What a fucking shitty day

it's been a while, but i've finally hit a trough in my life.
one of those ephemeral portions of life that seem to last
forever. if life were measured in peaks and troughs, in
mountains and valleys this day wouldn't be a valley...unless
that valley were a valley full of shit.
this is how it started:
i wake up at 6 am to take juli to the car mechanic. i hate
car mechanics more than i hate dry-cleaners, but still, it
all went over smoothly. so there the two of us are together
in my car waiting for my commuter train to pull up, and to
be quite honest, that was the best part of my day. i just
got to sit there with her and enjoy us together.
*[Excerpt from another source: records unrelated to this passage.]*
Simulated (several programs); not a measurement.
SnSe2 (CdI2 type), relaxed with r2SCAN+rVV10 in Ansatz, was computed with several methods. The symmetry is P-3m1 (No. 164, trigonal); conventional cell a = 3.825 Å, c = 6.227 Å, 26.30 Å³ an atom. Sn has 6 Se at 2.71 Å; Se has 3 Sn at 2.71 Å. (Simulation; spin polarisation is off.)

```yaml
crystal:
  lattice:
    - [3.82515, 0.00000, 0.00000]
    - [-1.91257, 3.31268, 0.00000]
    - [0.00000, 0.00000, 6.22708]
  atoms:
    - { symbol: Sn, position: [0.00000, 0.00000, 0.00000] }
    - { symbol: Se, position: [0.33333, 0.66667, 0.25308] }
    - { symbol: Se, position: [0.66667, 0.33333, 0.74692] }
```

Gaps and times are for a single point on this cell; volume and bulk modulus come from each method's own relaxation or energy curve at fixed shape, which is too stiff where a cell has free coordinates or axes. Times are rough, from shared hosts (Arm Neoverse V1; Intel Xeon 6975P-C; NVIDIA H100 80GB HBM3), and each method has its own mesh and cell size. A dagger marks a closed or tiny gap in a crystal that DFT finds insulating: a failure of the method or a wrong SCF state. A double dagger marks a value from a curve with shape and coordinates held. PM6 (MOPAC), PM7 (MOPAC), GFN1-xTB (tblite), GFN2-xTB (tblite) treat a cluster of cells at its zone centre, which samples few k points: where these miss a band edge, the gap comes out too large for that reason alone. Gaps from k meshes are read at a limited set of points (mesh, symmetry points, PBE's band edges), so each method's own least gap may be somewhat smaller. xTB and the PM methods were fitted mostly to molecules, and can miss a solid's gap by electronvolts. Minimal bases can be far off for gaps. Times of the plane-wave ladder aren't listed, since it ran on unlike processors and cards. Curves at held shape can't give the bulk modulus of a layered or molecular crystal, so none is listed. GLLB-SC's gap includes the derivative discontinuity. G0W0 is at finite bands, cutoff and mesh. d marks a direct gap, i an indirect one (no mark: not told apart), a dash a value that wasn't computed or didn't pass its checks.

then of course the BUS drove by us. now this bus is a
commuter bus that has one duty: to pick up this one lady
that gets off the same train i get on. this bus is driven
by an asshole and if the train is more than a minute late he
will drive off. he did it today.
i felt so badly for the lady, i talked to her and she said
that she would now have to wait an extra hour and burn a
vacation hour. jesus fucking christ.
i felt so badly for her. i mean how shitty is that? if
that asshole could have just waited 2 seconds (literally!),
she wouldn't have had to.
i wished her the best of days and i hope she got it. for i
got the worst.
i got onto the train and at the next stop this obese white
guy with a beard sat down next to me (in a 2 seater) and
starting eating an apple. now, i have come to the
determination that apples are the noisiest food ever; and my
biggest pet peeve is when people "schmatz" which basically
means smack their lips and saliva in some grandiouse
symphony of digestion. he did this, and this is how it sounded:
"cruuuuunch, chomp, chomp, gulp." twenty times over, with
bits of apple in his beard. ugh.
work.
i fucked up. i registered something and didn't notice
someone else's mistake. they told me that 91 lots were to
be registered, but actually there were 97 lots. i missed
the 6 lots because i trusted them. i was a FUCKING IDIOT
and didn't double-check it all.
this may not seem like much to you, but i take so much pride
in my work that it hurt me beyond belief. i was negligent
and didn't corroborate their information just to make a
dead-line.
i died a slow death at about 10 o'clock. when i had this
conversation wiht my supervisor:
"there are an extra 6 lots on the plat, can i just add them
in arrears?"
trying her best to maintain a placid face, but betraying it
with pure dismayal,
"ummm, no that will cost another $800."
my stomach turned the way it does when horrible things
happen. it was my first true fuck-up on the job. i mean a
true fuck-up.
i sat there dumb-founded for about 15 mins at my desk. this
was the same day that my "protege" started. i felt so badly
because all i could think about was myself.
we all went to lunch at a mexican restaurant (which was
supposed to be the highlight of my day but i just couldn't
eat). i sat there still quite silent when the waiter
spilled a cup of ice-water upon my shoulder. i shrieked and
jumped up.............knocking the whole god-damned picture
on myself.
i felt like such an idiot. here i was completely soaked to
the bone with ice-water and no-one to blame buy myself.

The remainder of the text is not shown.